Extended campus sees initial course enrollment spike thanks to a six-part, administrator-led strategy.
Boosting course enrollment for online learning may seem easy, but for an extended campus that relies not only on adjunct faculty, but funding from tuition, boosting course enrollment is not always the no-brainer it’s made out to be.
According to a new report, that’s what Brigham Young University’s (BYU) Salt Lake Center administration came to find as it tried to keep itself financially afloat by offering the same portfolio of courses they offered from the year before, as well as offering courses that were filled to capacity at the main campus—some 46 miles away in Provo, Utah.
Long story short, the Center, which opened in 1959 and currently serves about 2,000 total enrollments each semester, experienced a gradual decline in course enrollments in the years following its relocation in 2007 to its current site. The decline in enrollments proved extremely detrimental to the Center, since it’s financially self-sustaining, receiving no financial appropriation from the main campus and relying solely on tuition paid by students.
Another challenge is that each course must have at least five students enrolled or it will be cancelled, since the course must warrant financial investment and lend itself to peer and group work for pedagogical reasons. In the past, the Center sought to offer the same portfolio of courses they offered from the year before, with the hope that each course would reach the minimum number of enrollments by the first day of the semester. If, after the first day of class, the minimum number of enrollments was not met, the course was cancelled.
Yet, this course enrollment framework caused problems, considering that since the cancellations occurred after the first day of class, students were left little time to find another section of the same course. Also, the instructor—always an adjunct and, therefore, with limited teaching availability (most work full time at another job or teach elsewhere)—who had arranged their schedule to teach the course was, rather suddenly, left with no course and fewer options on short notice.

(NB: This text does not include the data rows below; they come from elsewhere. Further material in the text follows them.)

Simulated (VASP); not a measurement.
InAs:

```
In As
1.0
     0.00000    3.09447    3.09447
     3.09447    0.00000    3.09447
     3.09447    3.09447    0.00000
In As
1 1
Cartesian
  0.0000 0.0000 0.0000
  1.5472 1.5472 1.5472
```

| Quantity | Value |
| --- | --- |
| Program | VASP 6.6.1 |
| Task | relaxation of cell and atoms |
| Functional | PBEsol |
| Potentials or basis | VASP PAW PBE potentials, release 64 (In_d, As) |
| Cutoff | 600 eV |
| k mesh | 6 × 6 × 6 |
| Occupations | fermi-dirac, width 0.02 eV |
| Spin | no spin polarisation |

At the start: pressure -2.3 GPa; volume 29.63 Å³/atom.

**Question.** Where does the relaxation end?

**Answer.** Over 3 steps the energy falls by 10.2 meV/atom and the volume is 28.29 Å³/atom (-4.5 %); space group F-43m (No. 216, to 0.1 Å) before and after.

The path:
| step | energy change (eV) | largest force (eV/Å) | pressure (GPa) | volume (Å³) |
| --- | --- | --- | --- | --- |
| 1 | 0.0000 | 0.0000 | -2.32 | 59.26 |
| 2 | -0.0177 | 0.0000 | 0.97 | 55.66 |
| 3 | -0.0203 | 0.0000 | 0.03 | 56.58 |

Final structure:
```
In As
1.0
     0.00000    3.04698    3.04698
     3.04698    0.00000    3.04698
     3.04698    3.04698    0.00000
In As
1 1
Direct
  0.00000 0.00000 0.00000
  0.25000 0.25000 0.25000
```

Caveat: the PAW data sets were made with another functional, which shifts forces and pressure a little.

Looking to research, as well as library subject experts, administrators at the Center found little to help in their process of boosting course enrollment. Taking initiative, these administrators brainstormed six questions, or strategies, to help optimize their academic schedule, increase enrollments, and better serve their nontraditional students.
These strategies, largely tech-based and implemented within the last year, have led to a 27 percent increase in annual enrollment numbers—the first time the Center has experienced an increase since 2010.